Barrett Edwards, a junior in Thespian Troupe 4274 at Grinnell High School in Iowa, is the second runner-up of the 2020 Democracyworks competition.

This year’s essay prompt, “How does theatre help bring diverse communities together?,” was inspired by 2019 Educational Theatre Association National Conference keynote speaker Jane Chu, former chair of the National Endowment for the Arts, who spoke about how theatre promotes a culture of belonging that honors different perspectives while bringing people together.

WHEN THE CURTAIN OPENS on an empty stage, nothing is more important than the present moment. Lines have been memorized, cues rehearsed, costumes tailored, and sets built. It is not the time for reflection on experiences that have brought you to this point nor the time to ponder an uncertain future. At this moment, your hard work is exposed, and there is no hiding. You must leave the past behind, show your vulnerability, and display your creativity. The key to creativity is diversity. Theatre brings diverse people together in a creative space where their thoughts and experiences merge to produce art and tell a story.

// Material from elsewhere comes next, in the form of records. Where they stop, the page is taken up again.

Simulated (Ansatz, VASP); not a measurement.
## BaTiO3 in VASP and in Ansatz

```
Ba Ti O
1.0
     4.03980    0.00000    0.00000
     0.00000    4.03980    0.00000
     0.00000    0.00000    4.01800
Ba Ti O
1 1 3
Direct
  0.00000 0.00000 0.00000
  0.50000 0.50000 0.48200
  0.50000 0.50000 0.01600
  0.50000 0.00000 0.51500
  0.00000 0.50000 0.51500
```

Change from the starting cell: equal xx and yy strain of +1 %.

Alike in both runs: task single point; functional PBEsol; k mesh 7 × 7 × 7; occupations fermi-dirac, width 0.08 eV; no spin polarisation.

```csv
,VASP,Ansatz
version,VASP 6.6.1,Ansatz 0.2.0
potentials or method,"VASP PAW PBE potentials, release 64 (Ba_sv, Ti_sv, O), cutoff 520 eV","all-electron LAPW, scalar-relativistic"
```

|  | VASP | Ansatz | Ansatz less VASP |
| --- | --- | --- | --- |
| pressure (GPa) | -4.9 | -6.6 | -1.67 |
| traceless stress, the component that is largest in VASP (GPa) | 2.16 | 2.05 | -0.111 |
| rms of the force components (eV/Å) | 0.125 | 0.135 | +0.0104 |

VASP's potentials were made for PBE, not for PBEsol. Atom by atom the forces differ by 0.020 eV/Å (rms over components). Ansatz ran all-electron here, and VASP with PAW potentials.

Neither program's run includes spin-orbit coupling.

We are impressionable in the face of a story. Stories shape who we are and how we think. Whether they make us laugh, cry, or something in between, they help reinforce our humanity. Theatre allows us to tell our stories, listen to others, and learn from one another. Whether we inhabit a character as an actor or facilitate storytelling in a technical role, we can develop a deep appreciation and understanding of someone else’s circumstances.

Barrett Edwards

Barrett Edwards

In many communities around the world, theatre offers students opportunities to grow personally, emotionally, socially, and intellectually. When a school produces a theatrical performance, students are exposed to an environment of constant communication. We develop good communication and listening skills, giving us the confidence to express our deeper selves and explore the complexities of identity. In adolescence, our society often categorizes people into social groups or cliques at a time when people are still figuring out who they are. Theatre allows us to express different parts of our personalities and not conform to a one-dimensional view of identity.

Theatre at my school has helped me conceptualize my own identity and see beyond my bubble of possibility. For example, our directors often stray from traditional casting by exploring the confluence of gender and character. Seeing women embody the roles of Pugsley Addams (The Addams Family), King Triton (The Little Mermaid), and the Founding Fathers (1776) challenges my preconceived gender norms.

In a chaotic sociopolitical climate filled with discord and isolation, theatre and the arts play a crucial role in fostering unity. For example, in my rural college town, it often feels as if there is a stark divide in our community. Generally speaking, our community is separated into two definitive groups: those affiliated with the college and those who are rural businesspeople or farmers. This dynamic permeates many of the social relationships and activities within our community. However, there is a clear exception. Theatre acts as a unifying force.

Our local arts center invites actors, directors, technicians, and audience members from the entire community. Involvement in theatre supersedes the artificial boundaries that divide us. Through my own participation, I have met and collaborated with people of all ages, identities, and roles. Working with people who otherwise would be unknown to me has had a great impact on me. By putting on all different kinds of theatrical performances, we pitch a big tent in terms of our audiences, allowing space for everyone to appreciate the arts in different ways. I’ve performed in shows ranging from Seussical and The Music Man to Rosencrantz and Guildenstern are Dead and Lord of the Flies. Community theatre has opened my eyes to the ways in which theatre and art can bring people together.

The arts have always mirrored what is happening in society. Now, more than ever, theatre is needed to provide opportunities for the disenfranchised and to shine a light on their stories. The only way to be successful in theatre is to bring communities together, promote diversity, and welcome all into the process, as this boosts creativity. The Greatest Showman songwriters Benj Pasek and Justin Paul put it best: “Come one! Come all! Come in! Come on! To anyone who’s bursting with a dream … to anyone who’s searching for a way to break free.”